MIT Tech Boost Allows Scientists To Boil Water Faster and More Efficiently, Saving Energy for Industrial Purposes

MIT Tech Boost Allows Scientists To Boil Water Faster and More Efficiently, Saving Energy for Industrial Purposes
Scientists from MIT have discovered a way to boil water faster and more efficiently, a process that could support energy reduction for industrial purposes. The team considered the two parameters crucial in boiling water, the heat transfer coefficient (HTC) and the critical heat flux (CHF) during their study. Pexels / Dayvison de Oliveira Silva

MIT scientists figured out a way to boil water faster and more efficiently, a discovery that could allow industrial processes to save more energy for things such as electricity-generating plants, chemical production systems, and cooling systems.

The newly-discovered method, which was revealed in a press release by the institution and published on Tuesday, shows how the team tackled the heat transfer coefficient (HTC) and the critical heat flux (CHF).

Efficient Boiling of Water

Generally, there is a tradeoff between the two factors, which are crucial to the boiling process, which means that improving one would tend to make the other worse. A co-author of the study, Youngsup Song, Ph.D., who is a recent graduate, said that both parameters are important. He noted that improving both parameters at the same time is "kind of tricky" because of their intrinsic tradeoff.

Song added that if there were a lot of bubbles on the surface of boiling water, it means that the process was very efficient. On the other hand, if there are too many bubbles on the surface, they can coalesce together, which can form a vapor film over the boiling surface, as per Interesting Engineering.

The vapor film introduces resistance to the heat transfer from the hot surface to the water, with the researchers adding that if the vapor is between the surface and the water, it prevents the heat transfer efficiency and lowers the CHF value.
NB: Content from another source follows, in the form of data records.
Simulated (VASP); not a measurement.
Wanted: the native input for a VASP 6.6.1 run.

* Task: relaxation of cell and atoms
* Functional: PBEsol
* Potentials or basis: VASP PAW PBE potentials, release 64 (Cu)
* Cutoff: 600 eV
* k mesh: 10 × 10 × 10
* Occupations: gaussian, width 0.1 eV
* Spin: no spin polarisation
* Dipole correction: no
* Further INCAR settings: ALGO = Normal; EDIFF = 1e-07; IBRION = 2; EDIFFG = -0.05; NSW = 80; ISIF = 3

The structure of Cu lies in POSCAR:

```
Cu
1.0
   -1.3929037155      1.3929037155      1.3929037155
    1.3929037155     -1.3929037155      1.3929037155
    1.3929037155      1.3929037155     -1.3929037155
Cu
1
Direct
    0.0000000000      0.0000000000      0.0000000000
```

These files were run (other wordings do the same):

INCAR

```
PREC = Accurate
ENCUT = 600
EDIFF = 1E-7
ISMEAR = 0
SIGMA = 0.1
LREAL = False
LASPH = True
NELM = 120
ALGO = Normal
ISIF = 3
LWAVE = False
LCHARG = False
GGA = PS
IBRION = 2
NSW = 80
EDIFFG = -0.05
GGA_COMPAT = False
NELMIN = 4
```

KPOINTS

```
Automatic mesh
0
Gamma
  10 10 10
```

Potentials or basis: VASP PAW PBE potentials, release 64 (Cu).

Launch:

The team of scientists achieved the process by adding a series of microscale cavities, or dents, to a surface, controlling the way bubbles form on that particular surface. This allowed them to keep the bubbles effectively pinned to the locations of the dents and prevented them from spreading out into a heat-resisting film.

According to SciTechDaily, the finding could help significantly reduce energy use by improving the efficiency of systems that heat and evaporate water. The team made three different kinds of surface modifications, at different size scales, that together account for the increased efficiency.

Saving Energy for Industrial Purposes

Despite the potential benefits of the findings, the team cautioned that the initial results are still at a laboratory scale, and noted that more effort is required to develop a practical, industrial-scale process.

Song, who is now a postdoctoral researcher at Lawrence Berkeley National Laboratory, carried out much of the research as part of his doctoral thesis work at MIT. While the various components of the new surface treatment that Song developed had been studied before, the researchers said that this work is the first to show that the methods could be combined to overcome the tradeoff between the two competing parameters.

The team placed an array of microscale dents on the surface that measured 10 micrometers wide that were spaced roughly two millimeters apart. The surfaces of the dents were also covered in nanoscale ridges, which increase the heated surface area, boosting the rate at which the liquid water evaporates into bubble-forming vapor.

Each dent sits within the top of its own individual tiny pillar, which has a wicking effect, drawing water up to the dent where it continuously forms a layer of liquid between the boiling surface and the bubble. This allowed the researchers to increase boiling efficiency by ensuring that the surface is always heating liquid water, as opposed to passing heat through the vapor in the bubble, New Atlas reported.